Vincent Bach combined his unique talents as both a musician and an engineer to create brass instruments of unequaled tonal quality, instruments which today remain the sound choice of artists worldwide. Although Vincent also displayed a strong aptitude for science and received an engineering degree in Vienna, he gave up a promising engineering career to pursue his first love and an uncertain future as a trumpeter. The risk paid off. He established musical success as he toured throughout Europe. World War I forced Vincent's move to New York City, where he played with such prestigious groups as the Boston Symphony and the Metropolitan Opera and Ballet.

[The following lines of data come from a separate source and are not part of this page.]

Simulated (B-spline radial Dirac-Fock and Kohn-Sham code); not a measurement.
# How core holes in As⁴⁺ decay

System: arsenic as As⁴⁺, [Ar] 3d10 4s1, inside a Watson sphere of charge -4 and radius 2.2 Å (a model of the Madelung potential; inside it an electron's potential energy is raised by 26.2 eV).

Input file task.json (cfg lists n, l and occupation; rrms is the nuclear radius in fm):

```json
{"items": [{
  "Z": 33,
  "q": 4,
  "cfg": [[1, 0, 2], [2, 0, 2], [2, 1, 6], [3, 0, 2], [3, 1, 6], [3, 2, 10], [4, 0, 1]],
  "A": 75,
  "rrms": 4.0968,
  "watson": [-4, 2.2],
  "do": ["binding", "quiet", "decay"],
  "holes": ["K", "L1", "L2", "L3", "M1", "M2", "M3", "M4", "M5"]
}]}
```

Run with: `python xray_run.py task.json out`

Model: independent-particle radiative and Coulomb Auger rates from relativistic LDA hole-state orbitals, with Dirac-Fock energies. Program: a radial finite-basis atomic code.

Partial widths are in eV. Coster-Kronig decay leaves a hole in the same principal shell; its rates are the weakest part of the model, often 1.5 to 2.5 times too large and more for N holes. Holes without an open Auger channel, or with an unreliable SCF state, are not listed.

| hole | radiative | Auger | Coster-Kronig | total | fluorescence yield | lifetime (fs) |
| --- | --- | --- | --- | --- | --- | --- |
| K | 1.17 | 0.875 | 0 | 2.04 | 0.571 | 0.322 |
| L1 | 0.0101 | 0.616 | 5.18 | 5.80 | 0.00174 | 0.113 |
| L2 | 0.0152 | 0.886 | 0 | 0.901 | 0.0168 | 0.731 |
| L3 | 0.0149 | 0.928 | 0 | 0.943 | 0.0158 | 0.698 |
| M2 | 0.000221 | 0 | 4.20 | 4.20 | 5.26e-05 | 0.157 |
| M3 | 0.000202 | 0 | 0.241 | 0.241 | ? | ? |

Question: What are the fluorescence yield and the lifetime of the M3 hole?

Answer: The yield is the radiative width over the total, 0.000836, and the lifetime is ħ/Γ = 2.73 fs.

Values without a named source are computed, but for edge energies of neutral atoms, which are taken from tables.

While on tour he had difficulty finding a mouthpiece and realized the need for high-quality mouthpieces. His discovery was further substantiated when, during the World War, Vincent served as sergeant and band master of the 306th Army Field Artillery Band in Long Island. As head of the bugle school, Vincent found both mouthpieces and instruments to be of inferior quality. While on furloughs, Vincent went to New York City where he remodeled old mouthpieces and made new ones in the back room of the Selmer Music store. In 1918 Bach invested in a foot operated lathe and began producing mouthpieces. His business grew rapidly, and in 1924 the first Bach trumpets were manufactured. Musicians frequently referred to a Bach trumpet as a “real 'Stradivarius' of a trumpet”, thus inspiring the brand name Bach Stradivarius. Bach trombones followed in 1928.